This page was generated from unit-3.4-simplehyp/shallow2D.ipynb.
3.4 A Nonlinear conservation law: shallow water equation in 2D¶
We consider the shallow water equations as an example of a nonlinear conservation law, i.e. we consider
\[\partial_t \mathbf{U} + \operatorname{div}(\mathbf{F} (\mathbf{U} )) = 0 \qquad in \qquad \Omega \times[0,T],\]
with
\[\mathbf{U} = (h, \mathbf{w}) = (h, hu, hv) = (\mathbf{u}_1, \mathbf{u}_2, \mathbf{u}_3)\]
and
\[\begin{split}\mathbf{F}(\mathbf{U}) = \left( \begin{array}{c@{}c@{\qquad}c@{}c} h u & & h v & \\ h u^2 &+ \frac12 g h^2 & h u v & \\ h u v & & h v^2 & + \frac12 g h^2 \end{array} \right)

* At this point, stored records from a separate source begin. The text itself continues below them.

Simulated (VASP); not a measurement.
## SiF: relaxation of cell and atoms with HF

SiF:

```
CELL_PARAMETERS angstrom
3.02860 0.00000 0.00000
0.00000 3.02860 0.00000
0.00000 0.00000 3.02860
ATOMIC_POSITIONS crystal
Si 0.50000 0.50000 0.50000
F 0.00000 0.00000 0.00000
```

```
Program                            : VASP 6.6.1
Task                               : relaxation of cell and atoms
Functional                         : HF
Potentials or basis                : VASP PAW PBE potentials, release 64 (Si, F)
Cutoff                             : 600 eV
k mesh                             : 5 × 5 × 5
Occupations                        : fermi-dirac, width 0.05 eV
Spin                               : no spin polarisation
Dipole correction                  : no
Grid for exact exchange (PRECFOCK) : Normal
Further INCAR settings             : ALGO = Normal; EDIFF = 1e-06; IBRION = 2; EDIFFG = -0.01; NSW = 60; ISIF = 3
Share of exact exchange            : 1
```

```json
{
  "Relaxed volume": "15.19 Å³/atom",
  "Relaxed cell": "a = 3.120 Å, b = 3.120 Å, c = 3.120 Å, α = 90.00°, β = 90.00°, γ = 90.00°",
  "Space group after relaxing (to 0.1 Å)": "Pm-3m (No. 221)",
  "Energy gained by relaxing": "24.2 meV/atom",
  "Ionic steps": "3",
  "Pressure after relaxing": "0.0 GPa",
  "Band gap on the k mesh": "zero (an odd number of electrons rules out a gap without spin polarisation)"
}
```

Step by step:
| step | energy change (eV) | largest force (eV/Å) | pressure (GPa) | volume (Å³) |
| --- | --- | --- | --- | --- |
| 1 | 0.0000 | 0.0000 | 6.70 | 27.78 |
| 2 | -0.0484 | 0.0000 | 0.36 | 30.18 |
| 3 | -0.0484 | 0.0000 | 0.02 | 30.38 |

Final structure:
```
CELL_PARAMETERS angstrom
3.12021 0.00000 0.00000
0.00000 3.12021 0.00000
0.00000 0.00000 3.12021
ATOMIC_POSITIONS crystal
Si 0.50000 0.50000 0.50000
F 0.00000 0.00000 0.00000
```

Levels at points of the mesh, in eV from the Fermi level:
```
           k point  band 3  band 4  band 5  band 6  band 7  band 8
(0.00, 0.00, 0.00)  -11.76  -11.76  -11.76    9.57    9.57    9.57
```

= \left( \begin{array}{cc} \mathbf{u}_2 & \mathbf{u}_3 \\ \frac{\mathbf{u}_2^2}{\mathbf{u}_1} + \frac12 g \mathbf{u}_1^2 & \frac{\mathbf{u}_2 \mathbf{u}_3}{\mathbf{u}_1} \\ \frac{\mathbf{u}_2 \mathbf{u}_3}{\mathbf{u}_1} & \frac{\mathbf{u}_3^2}{\mathbf{u}_1} + \frac12 g \mathbf{u}_1^2 \end{array} \right)
= \left( \begin{array}{cc} h \mathbf{w}^T \\ h \mathbf{w} \otimes \mathbf{w} + \frac12 g h^2 \mathbf{I} \end{array} \right)\end{split}\]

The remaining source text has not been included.